What developer Epic Games did with Gears of War 3 (GOW) is something that would be unthinkable for any Japanese video game company—it ended the story. As you already know, Marcus and company have finally rid the planet Sera of its hostile indigenous inhabitants in the final instalment. Now that I think of it, that's pretty much like James Cameron's Avatar, albeit the poor grubs aren't as lucky as the Na'vi. Jokes aside, it would be foolish to expect Microsoft and Epic to wash their hands off one of Xbox 360's major cash cows. Gears of War: Judgment is the inevitable next instalment to the franchise. However, since there are no more Locusts left to kill after the events of Gears of War 3, this is a prequel that tells the events from the perspective of side-characters shortly after the chaos of the Emergence Day. These are Lt. Damon Baird, Pvt. Augustus "The Cole Train" Cole, Garron Paduk, and Cadet Sofia Hendrik taking the mantle of the token female game character from Anya Stroud.
The darned Nemacysts are back again
If you came here expecting elaborate spectacles on a massive scale, replete with painstakingly crafted cutscenes depicting an overarching story arc, you're in for a major disappointment. While polished in its gameplay, let's not forget that this is something it iteratively borrows from the past games. When you consider the set pieces and cinematic interludes, or rather the lack of these, one can't be blamed for wondering if this is really a AAA game and is it even worth the lofty Rs 3,000 asking price? The narrative is prequel set against the backdrop of a merry brand of grunts, Kilo squad, being court-martialled for many serious crimes including and not limited to treason, defiance of orders, and stealing a Lightmass Bomb (GOW's version of WMD).
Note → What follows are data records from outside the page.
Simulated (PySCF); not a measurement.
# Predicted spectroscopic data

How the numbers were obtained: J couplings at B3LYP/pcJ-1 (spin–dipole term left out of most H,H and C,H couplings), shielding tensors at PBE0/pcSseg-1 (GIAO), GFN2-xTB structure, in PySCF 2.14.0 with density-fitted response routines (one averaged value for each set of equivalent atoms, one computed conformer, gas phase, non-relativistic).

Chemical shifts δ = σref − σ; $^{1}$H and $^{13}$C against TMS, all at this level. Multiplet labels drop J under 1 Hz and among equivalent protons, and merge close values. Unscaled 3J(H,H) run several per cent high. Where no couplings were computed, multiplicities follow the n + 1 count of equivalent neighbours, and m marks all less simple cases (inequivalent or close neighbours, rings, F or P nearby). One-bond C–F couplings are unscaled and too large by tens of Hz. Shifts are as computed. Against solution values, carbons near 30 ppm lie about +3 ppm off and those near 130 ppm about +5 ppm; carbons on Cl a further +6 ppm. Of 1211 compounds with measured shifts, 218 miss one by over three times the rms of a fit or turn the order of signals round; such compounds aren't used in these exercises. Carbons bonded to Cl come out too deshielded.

The single-player campaign is divided into Judgment and Aftermath modes, with the former dealing with the events that led to our merry band's transgressions against the COG forces. A distinct lack of any lengthy cutscenes underscores the Judgment mode, as Baird, Cole, Paduk, and Hendrik tell their versions of what has transpired during their struggle against the Locust on the Emergence Day. Instead, you hear each character narrate the events through the quieter moments of the campaign. Just think of Max Payne 3 and replace the whining with a dude-bro brand of jingoism and you've pretty much got it down to a T. The Aftermath mode goes from the Judgment's flashback narrative and on to Baird and Cole's parallel mission at Halvo Bay you'll remember from GOW 3.
This gon' be good!
The narrative structure isn't the only thing that's changed from the traditional GOW format. People Can Fly, the developers behind the superlative Painkiller and Bulletstorm games join Epic for the franchise's first outing sans Clifford "Cliffy B" Bleszinski. While the changes to gameplay are only minor and iterative, the level structure has undergone a major rehaul at least for the primary Judgment mode. Each testimony is divided into mini horde modes, where a few waves of enemies batter our heroes within a locked section. Thereafter, you have safe zones, where the Kilo squad can lock and load before moving forward to face the next wave of enemies. Every once in a while the game throws a quasi tower-defence mode, where you have limited time to shore up your defences with an assortment of turrets, laser trip mines, and grenade booby traps.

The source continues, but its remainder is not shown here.